To say that Betis has had a season to forget – plagued by injuries, three different coaches and bad luck with referees – is an understatement. Before the team even took the field at Estadio Benito Villamarín on Saturday, the 30,000 socios (me and the Novio included), had mathematical confirmation of a suspicion we’ve had since the end of the primera vuelta:
Un Betis en Segunda, relegated to the Liga Adelante four games before the end of the season.
As a first-time season ticket holder, I looked forward to every other Sunday in Gol Norte. Football became my new religion, bocadillos and sunflower seeds, my Sunday dinner, and I learned the words to the chants and hymn. After Betis’s miraculous 2012-13 season, one that saw them finish above Sevilla Fútbol Club and make it to the UEFA Euro League, it was a great moment to be bético.
But our hopes started to fade with the news of sales to make a quick buck and injuries from star players like Jorge Molina and Ruben Castro. Then came Pepe Mel’s firing – a move that polarized fans – and two more coaches who failed to save a flailing team. There were more jeers than cheers.

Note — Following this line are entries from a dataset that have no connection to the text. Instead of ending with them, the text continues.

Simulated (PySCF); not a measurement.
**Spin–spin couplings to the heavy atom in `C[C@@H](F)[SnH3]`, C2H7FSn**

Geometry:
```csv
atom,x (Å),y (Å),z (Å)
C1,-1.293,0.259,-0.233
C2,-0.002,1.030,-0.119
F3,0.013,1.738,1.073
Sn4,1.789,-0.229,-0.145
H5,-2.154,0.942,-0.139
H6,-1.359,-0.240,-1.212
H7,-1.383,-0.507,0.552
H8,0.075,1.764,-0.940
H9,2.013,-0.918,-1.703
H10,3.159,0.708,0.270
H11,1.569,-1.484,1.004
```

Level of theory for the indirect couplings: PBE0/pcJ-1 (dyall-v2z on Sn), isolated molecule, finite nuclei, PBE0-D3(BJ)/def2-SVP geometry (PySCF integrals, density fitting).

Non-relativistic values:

As we sat once more in Gol Norte on Saturday, I did my best to animar my team, perennial underdog in a city with two teams and two aficiones. The stadium was only half-full and sat in long periods of silence. Real Sociedad was playing for a spot in Europa and did us zero favors.
I’d say we left dejected after 93 minutes of hell, but we made the best of it, sharing snacks and joking about how next season will be different – we’ll probably win most games. I’ve come to see the people who sit around us as allies in a fight against the bad guys (the Dirección). And then there was the other guiri who did his darndest to rally the troops, dressed head-to-toe in green and white.
Despite the bad news, I’m still fiercely bética. As a matter of fact, I went to my first two Betis games when they were still in Segunda in 2010 and was immediately won over by the fan base, the electric feeling of being somewhere between heaven and hell when in the stadium.
Just as the Himno del Betis says, “Aunque última estuvieras simper te ven campeón.” What really makes Real Betis Balompié stand out from other teams in La Liga is its fan base, and I’m proud to have been to 15 home games and a UEFA playoff to cheer with 30,000 others.
Betis may be in Segunda, but in the words of coach Gabriel Calderón, su afición es de Primera.
Who do you think will join Betis in Segunda, and who will move up into Primera?